New shows to indulge in
This week's post is just fun stuff to watch because sometimes that's what we really need from our TV.
I’m still enjoying Springtime on Netflix - jaunting in my spare time in the farmlands near Halifax with these friends, but not with these friends (who notably lived there at different stages of their lives) unfortunately.
Admittedly, this past week, my TV habits have been moored in a little bit of fluff, a little bit of murder, and some make believe. If this isn’t your jive, don’t read on.
If you’re the least bit curious though, keep reading. You might just find there’s something for you.
Some Make Believe Magic Fun:
The Nevers on HBO Max. I don’t know what it is about this show but it’s addictive. Maybe it’s the Victorian turn-of-the-century costumes. Who doesn’t love a corset? Or maybe it’s the fact that just when you think a character is swarmy, new things are revealed about existing characters that blow your entire notion of what’s swarmy thru the roof.

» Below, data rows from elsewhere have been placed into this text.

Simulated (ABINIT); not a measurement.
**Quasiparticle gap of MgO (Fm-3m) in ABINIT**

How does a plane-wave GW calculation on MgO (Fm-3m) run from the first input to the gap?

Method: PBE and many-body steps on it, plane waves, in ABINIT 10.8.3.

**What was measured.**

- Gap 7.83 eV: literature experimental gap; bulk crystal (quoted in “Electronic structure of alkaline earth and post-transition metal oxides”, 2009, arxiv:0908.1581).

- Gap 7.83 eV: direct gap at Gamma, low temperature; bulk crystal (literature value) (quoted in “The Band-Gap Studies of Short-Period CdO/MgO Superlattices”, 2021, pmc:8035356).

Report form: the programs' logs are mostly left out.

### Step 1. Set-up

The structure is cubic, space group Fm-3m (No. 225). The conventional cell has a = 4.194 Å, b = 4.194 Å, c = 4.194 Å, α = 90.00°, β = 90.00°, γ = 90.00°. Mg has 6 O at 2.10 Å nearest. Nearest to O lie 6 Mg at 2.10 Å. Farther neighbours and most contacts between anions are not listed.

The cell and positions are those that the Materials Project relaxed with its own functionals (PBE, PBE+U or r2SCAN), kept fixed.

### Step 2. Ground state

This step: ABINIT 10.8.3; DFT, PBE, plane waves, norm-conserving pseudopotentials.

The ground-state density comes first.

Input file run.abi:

The Nevers is a Joss Whedon creation and however you feel about him, he did create Buffy The Vampire Slayer, which means he gets how to construct a narrative with a bad-ass woman(en) kicking everyone else’s butts, literally and figuratively. The set, the cast, and the story all keep me in suspense wanting for Sunday to roll around for the next installment.
The acting is pretty good as well. Without giving too much away, there was an event that precedes present day in the story in which London city folk (and perhaps beyond London?) were “touched” during a supernatural event and “the touched” were gifted super powers. The only challenge is that stodgy society isn’t really digging this divide and the touched are also being exploited. Oh and the person you think is good in the beginning, well, maybe 2 episodes in you know better.
Dial “M” for “Murder” or “Mare”:
Mare of Easttown also on HBO Max. Apart from the fact that I ALWAYS want to call this show “Mare of Eastham” (because you know Kate Winslet is really British even though she hits a perfect mark on landing the Philly accent of the show’s titular character)
This show is all small-town, edgy feels, social class angst, people with bad secrets and a few who have likely done really bad stuff to other people. It centers around the murder of a young single mother in the present but the show alludes to the disappearance a year prior of a teenage girl. The mystery is just part of the story. It’s the backstory of Mare’s family situation and her friends who are all somehow connected to this tragedy but you don’t know just yet how. And btw, I’m just playing Poirot here in saying that. I really don’t know how this one will play out but something tells me the culprit is closer than you’d expect.
Oy. The Fluff:
The Baker and the Beauty on Netflix. Boy meets famous celebrity model in a men’s bathroom a few minutes before his fiancee proposes to him with a rather silly song in a very public restaurant on their anniversary. Model recommends to boy the soup. He orders it and this soup ends up all over him courtesy of the disgruntled, very upset fiancee because the boy turns down said fiancee’s proposal. Ok, so the start is cliche and the show pretty much is too. But it’s also fun.
This boy happens to be Cuban and lives in Miami. His family is in each other’s business at all times, is loud and feisty and there for one another. (see cliche above) The model doesn’t really have a family except for her manager who is harboring a secret. The model is also a successful business owner who wants to be an actress and can’t afford bad optics. The boy comes with his fair share of bad optics.
The show is originally an Israeli show but was redone for American audience. It’s so popular on Netflix there’s talk of a second season and chances are I would watch it as would my family.
Oh and the dumped fiancee might just be my favorite character on the show which makes this show’s arc just a little more interesting that it could have been.
More Make Believe
Shadow and Bone on Netflix. Only watched the first episode of this popular YA series by Leigh Bardugo but it’s entertaining. There are wistful orphan heros who may or may not have superpowers that hold the “light” and shady characters who are trying to make money at all costs, even human ones, in what feels like a dystopian fantasy world.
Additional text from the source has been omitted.